April 30, 2021 – A party with a right of first refusal on agricultural land argued that a competing buyer’s offer was purposely inflated to circumvent the party’s right of first refusal, and asked the circuit court to set a an “exercise price” at fair market value.
Recently, in Country Visions Cooperative v. Archer-Daniels-Midland Company, 2021 WI 35 (April 21, 2021), the Wisconsin Supreme Court (7-0) ruled that the circuit court did not err when it set an exercise price that was higher than an expert’s appraised value.
“For rights of first refusal, a prospective buyer may choose to offer significantly more than the appraised value of a property, especially in the context of a package deal,” wrote Justice Annette Ziegler, who becomes chief justice on May 1.
“Thus, depending on the terms of the right of first refusal contract and the facts of the case, a circuit court may set an exercise price that exceeds the appraised value of the burdened property.”

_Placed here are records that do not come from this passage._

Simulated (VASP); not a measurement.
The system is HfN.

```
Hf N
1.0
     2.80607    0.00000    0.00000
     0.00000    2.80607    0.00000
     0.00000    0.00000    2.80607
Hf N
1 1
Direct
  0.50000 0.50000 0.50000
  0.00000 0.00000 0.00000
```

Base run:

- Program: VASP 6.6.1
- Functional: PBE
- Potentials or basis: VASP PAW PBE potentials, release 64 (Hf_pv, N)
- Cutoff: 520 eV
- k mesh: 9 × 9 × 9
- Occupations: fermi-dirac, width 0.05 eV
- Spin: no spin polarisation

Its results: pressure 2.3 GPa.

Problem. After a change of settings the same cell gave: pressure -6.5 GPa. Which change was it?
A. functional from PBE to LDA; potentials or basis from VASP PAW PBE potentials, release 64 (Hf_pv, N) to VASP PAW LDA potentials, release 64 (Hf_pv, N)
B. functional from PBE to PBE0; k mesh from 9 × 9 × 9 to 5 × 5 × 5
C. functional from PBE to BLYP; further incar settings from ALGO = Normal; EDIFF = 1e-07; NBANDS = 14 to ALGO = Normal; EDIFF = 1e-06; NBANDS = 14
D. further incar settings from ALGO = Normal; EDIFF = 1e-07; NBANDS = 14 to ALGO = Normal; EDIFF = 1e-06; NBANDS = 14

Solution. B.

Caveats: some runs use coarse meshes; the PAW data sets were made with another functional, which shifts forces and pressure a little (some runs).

Country Visions Cooperative held a right of first refusal on land owned by Archer-Daniels-Midland Company (ADM). United Cooperative (United) offered $20 million and Country Visions did not match the price, so United bought the property for $20 million.
But Country Visions sued, requesting that the circuit court set the exercise price at $7.7 million, the estimated fair market value as asserted by an expert for Country Visions.
The circuit court determined the sale was a sham, but set the exercise price at $16.6 million and gave Country Visions 15 days to exercise its right of first refusal at that price.
Country Visions appealed and the defendants cross-appealed. The appeals court ruled that the circuit court properly set the price at which Country Visions could exercise its right of first refusal, but remanded to determine if the price included personal property because the right of first refusal contract did not include personal property.
The supreme court affirmed but remanded to determine if the circuit court’s $16.6 million price “includes more than is called for in the right of first refusal contract.”
Three-Tiered Appraisal Approach not Applicable
Initially, ADM and United reached an agreement for United to buy the subject land and three other grain storage facilities for $25 million. That deal was restructured after Country Visions learned of the tentative deal and noted the right of first refusal contract.
The subject property (Ripon Property) would be sold to United for $20 million, and the other properties, not subject to the right of first refusal contract, for $5 million.
According to the supreme court, “defendants assigned such a high value to the Ripon Property in part due to the unique synergies the Ripon Property would provide to United’s business,” based on location and railroad car loading capacity.
Country Visions sought a declaratory judgment that it had the right to purchase the property for its fair market value and specific performance of the right of first refusal at that price. Ultimately, the circuit court held a bench trial with expert testimony on value.
The circuit court ruled that the $20 million price that United paid was “a sham at an arbitrarily inflated price” designed to prevent Country Visions from exercising its right of first refusal.
But the circuit court accepted United’s expert determination on value at around $16.6 million, not the $7.7 million appraisal value that Country Vision’s expert assigned to it.
The supreme court noted that the basic principles of rights of first refusal “become more complicated when the burden property is sold as part of a package deal with other real or personal property that is not subject to the right of first refusal.”
After examining the case law, the supreme court rejected Country Vision’s argument that a fair market price must be determined using a statutory three-tiered methodology of appraisals, which applies in cases involving taxation and eminent domain.
“[T]he goal of the circuit court when setting the exercise price for a right of first refusal is not to determine the fair market value of the burdened property,” Justice Ziegler wrote.
“Rather, the circuit court must determine the actual price that the prospective third-party buyer would have offered for the burdened property, based on the terms of the contract and facts of the case (we will refer to this actual price as the “prospective offer price”).”
“This prospective offer price, contrary to Country Visions’ argument, need not equal the appraised value nor the fair market value,” Justice Ziegler continued.
“Indeed, the prospective offer price may be significantly higher than either the appraised value or the fair market value of the burdened property.”
Chief Justice Patience Roggensack wrote a concurring opinion to reiterate that on remand, the circuit court should review whether the exercise price set by the circuit court included personal property that was sold with the real estate.
“On remand, the central question is whether United’s expert included personal property acquired under the APA when he asserted that the actual price for the Ripon Property was $16.6 million,” Chief Justice Roggensack wrote.